Skip to main content
Participating Frequently
August 5, 2018
Question

Sanitizing PDFs manually from WebHelp input (or worse)

  • August 5, 2018
  • 3 replies
  • 771 views

Long story short, right now (soon to change) I have zero control over the Development of PDFs sent to my group. Sometimes, they’ll download them from our output, and edit them... and we Have had folks paste PDFs from output in to input. It sucks, the process is changing and we are migrating to version control, RH server, and switching to HTML5. For now I need what little I have to make it to the finish line.

How can I manually remove coding and text searching from a PDF (we have adobe acrobat x) ? I don’t exactly know what RoboHelp does to. PDF when it generates so I’m lost on what to change. Basically, I just want to make sure that before anything goes in to the project files it is washed... because I have no clue where the PDF came from the only place I have control is right before we import. Do I turn off text searching? Is there a way to see code and delete it?

This topic has been closed for replies.

3 replies

Participating Frequently
August 6, 2018

Hi Rick & Peter - It diverted me to the main site - I called The handling page a 404 as I do custom 404s that forward in  similar fashion.

My apologies, I feel like everything I’m saying makes zero sense. I’ve been on 70hr work weeks and exhausted.

I usEd the index to look up reverse engineer which did 404 me (to a non custom 404. I can’t grab the address right now just go through index > reverse engineer ) - could just be my iPhone. At this point I hadn’t thought to read the URL closer or I’d have realized what to look for under the head and month so I went to WBM.

Participating Frequently
August 6, 2018

Hi Amebr, thank you!

They are baggage files - so we get a file from someone and they want us to import it in to the project and link to it (for example, a PDF of a newsletter that they want linked on a newsletter page for folks to open or download).

A PDF is different on input than output - to my knowledge, when it is generating WebHelp, RoboHelp will make the PDF searchable. Which is what I want.

So, imagine a scenario where someone has downloaded the news letter from my output - changes something about it in acrobat and sends it back to my developer who blindly pastes it ontop of the original input. So two things have gone wrong: the newsletter writer didn’t update their original newsletter, and my developer brought In or overwrote an input file with what is now an edited output file.

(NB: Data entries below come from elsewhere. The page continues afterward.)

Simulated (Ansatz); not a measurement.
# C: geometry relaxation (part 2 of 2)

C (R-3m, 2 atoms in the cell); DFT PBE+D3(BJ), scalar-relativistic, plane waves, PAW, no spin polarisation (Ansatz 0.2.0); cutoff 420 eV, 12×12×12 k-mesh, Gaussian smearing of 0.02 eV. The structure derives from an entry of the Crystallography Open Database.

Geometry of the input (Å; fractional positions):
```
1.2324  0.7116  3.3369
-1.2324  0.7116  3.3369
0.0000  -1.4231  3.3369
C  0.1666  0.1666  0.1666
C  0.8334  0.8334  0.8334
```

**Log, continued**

What I am wondering is, if I had two files in front of me that look exactly the same visually except one is from the input and the other is from the output, how would I tell them apart? Similarly, lets say my project source files are on a computer burned in a fire, and now all i have is output and I need to reconstruct my project - what, if anything, would need to happen to those PDFs?

i don’t know enough about what RoboHelp does that makes a source version of the file a searchable version.

No, it’s not normal, no, it’s not a good process - there is a myriad of problems with the how that has caused this to happen I just want to explain how my People can look out for it, and how to fix it if it happens.

Community Expert
August 6, 2018

I don't think Robohelp does anything to pdf baggage files, except to copy them to the output folder when you generate the project. The only thing you can control is whether searching in Webhelp or HTML5 help will show pdf files in the webhelp/html5 search results. That's a setting in your SSL/Output settings (Search tab). You might also find the "Exclude Unreferenced Baggage Files from Search" useful - it will make sure baggage files that aren't explicitly linked (in the TOC or a topic) aren't included in the search.

For comparing two pdf files, you would need to ask that question on the Acrobat forums.

If you manually change the security settings in each pdf you receive, you could at least prevent people from updating the pdf that you have published. But it would have to be for each pdf, as you are not generating the pdf files from content within RH. And from the sound of your workflow, there is no way to stop developers from updating their original copy. Again, more specific information about PDF files would be better asked on the Acrobat forum.

Another idea is to add a prefix to the pdf files you receive. e.g. You receive acrobat_file.pdf, rename it RH_acrobat_file.pdf and import in to Robohelp. Then you could tell developers not to copy content from files called RH_, but rather follow whatever process they should be following. Use any naming convention that makes sense for your situation, and tell them not to use that naming for their original files.

If you need to rebuild your project from Output, Peter Grainge (www.grainge.org/index.htm) has a section about reverse engineering on his website. If you just needed the pdf files and not the RH files (e.g. you decided to start the project from scratch), you could just copy the pdfs from your output and use them as normal.

Peter Grainge
Community Expert
Community Expert
August 6, 2018

You can compare a source HTM file with an output HTM as the code is markedly difference, you only need to look at the first lines in a text editor. However you are comparing PDFs.

A quick Google shows there are tools out there to compare PDF files but can you identify what to compare with what?

As to using the reverse engineering method on my site, I have never tested that it retrieves baggage files. It should but that's an unknown.

As to the fire scenario, I was taught to have two backups. One on site and one off site. At the time the offsite one meant a physical delivery but now we have the cloud. I have projects that are in the likes of Dropbox so there is an automatic backup. That wouldn't work with multiple authors on the same project but you'll get the idea.


See www.grainge.org for free RoboHelp and Authoring information.

@petergrainge

Use the menu (bottom right) to mark the Best Answer or Highlight particularly useful replies. Found the answer elsewhere? Share it here.
Community Expert
August 6, 2018

I think we need more information about your workflow.

Are the pdfs included in your webhelp as pdf files, or do you import and convert them to html topics? If included as pdfs, do you generate the pdf files from RH to include in your webhelp or do you import them as baggage files and edit within Acrobat?

I'm not sure why you would want to prevent people searching in a pdf, but I suspect you'll have to post on the Acrobat forum. If you're generating the pdfs from RH, the best I could suggest is poking around the settings you can configure for PDFs in your layout.

I'm not sure what 'coding' is, so I can't offer any suggestions.

I know there's a way to prevent editing pdfs, so you could check the pdf security settings - if you're generating the pdfs from RH you can set this information in your output settings. Otherwise if you just edit the pdfs in Acrobat, there should be somewhere in the settings for  pdf to configure this.